Vintage Green: Live Simply and Save Money With Age-Old Wisdom

Grandma grew up green. Use the age-old wisdom passed down through cultures around the world to improve your quality of life.


| November/December 2009



Vintage Green 3

Celebrate your family's heritage by creating an altar with simple photographs and other keepsakes.

Photo By Povy Kendal Atchison

We can learn a lot from our wise old grandmothers. Practices common to them—such as growing vegetables, knitting clothes and bartering goods—are the tips and tricks we seek today: a return to the good old days. These rich but simple lifestyles strengthen families and communities while growing local economies around the world.

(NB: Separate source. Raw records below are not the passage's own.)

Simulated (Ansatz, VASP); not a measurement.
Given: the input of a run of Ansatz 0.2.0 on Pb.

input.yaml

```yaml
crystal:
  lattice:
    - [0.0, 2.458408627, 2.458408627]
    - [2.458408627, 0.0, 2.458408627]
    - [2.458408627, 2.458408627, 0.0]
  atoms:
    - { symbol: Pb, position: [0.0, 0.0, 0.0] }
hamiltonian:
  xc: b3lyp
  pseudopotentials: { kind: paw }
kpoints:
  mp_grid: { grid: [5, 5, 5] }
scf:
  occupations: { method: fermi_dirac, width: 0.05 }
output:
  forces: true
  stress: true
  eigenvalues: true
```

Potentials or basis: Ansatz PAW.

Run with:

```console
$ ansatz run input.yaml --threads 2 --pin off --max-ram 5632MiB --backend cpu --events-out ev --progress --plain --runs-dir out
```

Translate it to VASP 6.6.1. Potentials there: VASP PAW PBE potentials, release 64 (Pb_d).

The most important aspect of simple living is identifying your strengths, talents and abilities—then putting them to work. By focusing on the most effective, enjoyable ways to employ your skills, you can discover interests, values and, most importantly, people you may never have connected with otherwise.

Get to know your community 

Japan’s Ainu people kept daily contact with their community. Frequent trips to the village market for fresh food, home necessities and social time kept the Ainu people connected.

Apply this now: Scope out local shops, family-owned restaurants and farmer’s markets to get in touch with the people who grow the local economy. Volunteer to wrap gifts at the holiday bazaar; ring up customers at a farmer’s market booth; participate in trash cleanups; organize storytelling times with community children or elders at the library or community center. Connecting with your neighborhood keeps your life fulfilling and keeps the temptations of boredom—mindless spending, wasting away in front of the TV or computer—at bay.